Victoria Oil & Gas, whose wholly-owned subsidiary, Gaz du Cameroun (‘GDC’), is an onshore gas producer and distributor with operations in Douala, Cameroon, has presented a brief operations update for the second quarter of 2021 to shareholders.

For Sales, the average daily gross gas sales rate for the quarter was 5.4 MMscf/d (Q1 21: 5.2 MMscf/d), including gross condensate sales of 4,468 bbls (Q1 21: 5,357 bbls).

On La-108’s performance, the well produced a total of 0.467 Bcf before being shut-in to allow for a pressure build-up (“PBU”). The remaining wells are capable of meeting present demand.

On Matanda, well planning is still going on, and tendering for long-lead goods, as well as crucial equipment and services, has begun.

Roy Kelly, Chief Executive of Victoria Oil & Gas, commented: “We are very pleased that the team has delivered another solid quarter during which some customers increased organic demand, although we are conscious that we are now heading into August which is usually a slower month. Operationally, I am delighted to report that in June GDC passed one million man-hours without a single Lost Time Incident, a credit to all the staff and contractors.

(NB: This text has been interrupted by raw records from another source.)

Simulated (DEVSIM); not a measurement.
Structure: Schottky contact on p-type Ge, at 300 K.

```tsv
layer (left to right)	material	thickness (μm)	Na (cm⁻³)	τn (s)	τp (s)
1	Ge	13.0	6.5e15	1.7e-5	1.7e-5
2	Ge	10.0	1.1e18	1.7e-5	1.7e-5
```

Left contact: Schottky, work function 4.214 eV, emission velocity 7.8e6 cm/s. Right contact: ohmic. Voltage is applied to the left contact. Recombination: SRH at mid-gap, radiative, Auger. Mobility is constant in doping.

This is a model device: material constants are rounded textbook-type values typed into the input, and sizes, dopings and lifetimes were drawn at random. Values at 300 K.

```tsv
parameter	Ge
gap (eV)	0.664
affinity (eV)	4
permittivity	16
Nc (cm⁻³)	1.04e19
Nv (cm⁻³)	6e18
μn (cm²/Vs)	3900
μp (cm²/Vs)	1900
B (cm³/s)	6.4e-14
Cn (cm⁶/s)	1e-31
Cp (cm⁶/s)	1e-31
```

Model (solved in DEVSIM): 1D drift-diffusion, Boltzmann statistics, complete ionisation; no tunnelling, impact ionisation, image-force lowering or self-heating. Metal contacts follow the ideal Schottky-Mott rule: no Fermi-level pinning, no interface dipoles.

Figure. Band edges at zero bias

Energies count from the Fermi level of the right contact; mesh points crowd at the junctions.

We are considering adding perforations to well La-108, more than doubling the net pay, and this is being discussed with partners. Such is the depth and pressure difference between the top and bottom of the reservoir that perforating must be done in two stages. Adding perforations could increase the well’s productivity, reduce the overall water cut and of course allow us to access all of the well’s connected gas volumes.

We look forward to updating shareholders in due course on our various workstreams.”